Curried Butternut Squash
By Annie Copps
Squash is everywhere this time of year, but what to do with it? First the good news. Squash lasts a long time, so no rush to figure it out. Second, more good news, gourds are super versatile, delicious, and packed with all kinds of vitamins.
From soup to dessert, there are any number of delicious things to do with all kinds of squash and here in New England, we have dozens of varietals. One of my favorites is butternut squash and one of the ways I like to prepare it is as a curry. And like many seasonal recipes, this one makes for a quick yet deeply satisfying vegetarian (and vegan if you like) meal.

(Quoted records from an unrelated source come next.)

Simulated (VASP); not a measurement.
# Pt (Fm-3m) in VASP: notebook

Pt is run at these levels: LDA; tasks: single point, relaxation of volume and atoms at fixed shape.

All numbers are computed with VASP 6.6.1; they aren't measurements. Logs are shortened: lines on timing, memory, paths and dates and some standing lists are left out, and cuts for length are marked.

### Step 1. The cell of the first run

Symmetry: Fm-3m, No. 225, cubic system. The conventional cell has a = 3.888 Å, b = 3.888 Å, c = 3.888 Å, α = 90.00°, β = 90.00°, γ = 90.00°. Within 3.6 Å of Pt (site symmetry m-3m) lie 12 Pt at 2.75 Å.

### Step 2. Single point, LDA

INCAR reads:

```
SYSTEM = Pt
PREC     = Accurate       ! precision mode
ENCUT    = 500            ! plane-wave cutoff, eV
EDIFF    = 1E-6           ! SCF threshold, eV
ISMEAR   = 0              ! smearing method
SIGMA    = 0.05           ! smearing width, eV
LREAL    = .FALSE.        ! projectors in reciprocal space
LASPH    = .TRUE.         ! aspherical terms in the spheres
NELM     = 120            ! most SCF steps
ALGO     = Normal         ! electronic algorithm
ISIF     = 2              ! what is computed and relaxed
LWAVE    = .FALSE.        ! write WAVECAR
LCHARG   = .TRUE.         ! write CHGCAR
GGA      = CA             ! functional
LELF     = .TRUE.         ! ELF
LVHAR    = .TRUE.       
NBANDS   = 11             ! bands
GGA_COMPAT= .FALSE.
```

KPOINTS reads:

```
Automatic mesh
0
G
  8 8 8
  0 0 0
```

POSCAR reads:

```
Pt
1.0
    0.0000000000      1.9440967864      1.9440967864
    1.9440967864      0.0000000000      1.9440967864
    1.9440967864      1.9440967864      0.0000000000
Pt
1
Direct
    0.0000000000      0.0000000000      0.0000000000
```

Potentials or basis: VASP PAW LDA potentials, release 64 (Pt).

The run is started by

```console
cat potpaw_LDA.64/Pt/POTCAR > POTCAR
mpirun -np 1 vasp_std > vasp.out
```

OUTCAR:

Cut the squash into small pieces and simmer it with onions, cumin, ginger, curry, and a bayleaf until it is soft and flavorful. Add some rice and stir in raisin, pistachio nuts, and a chopped orange and you have dinner on the table in no time.
Total time: 45 minutes
Prep time: 30 minutes
1 small butternut squash, peeled, deseeded, and diced into 1/2-inch pieces
1 small onion, thinly sliced
3 tablespoons vegetable oil
1/2 teaspoon ground cumin
1/2 teaspoon ground ginger
2 teaspoons curry powder
1 bay leaf
1 cup chicken or vegetable stock
3 cups cooked rice
1/3 cup raisins
1/3 cup toasted pistachios or pinenuts
1 orange, peeled and roughly chopped
Garnish: 1 tablespoon chopped scallions or chives
In a large saucepan over medium-high heat, sauté butternut squash and onion in oil until slightly softened, about 8 to 10 minutes. Add spices and bay leaf, stir well, and cook about 2 minutes longer, stirring ingredients a few times (spices will become very fragrant). Add stock and bring to a boil. Lower heat to simmer, cover pan, and cook 8 to 10 minutes.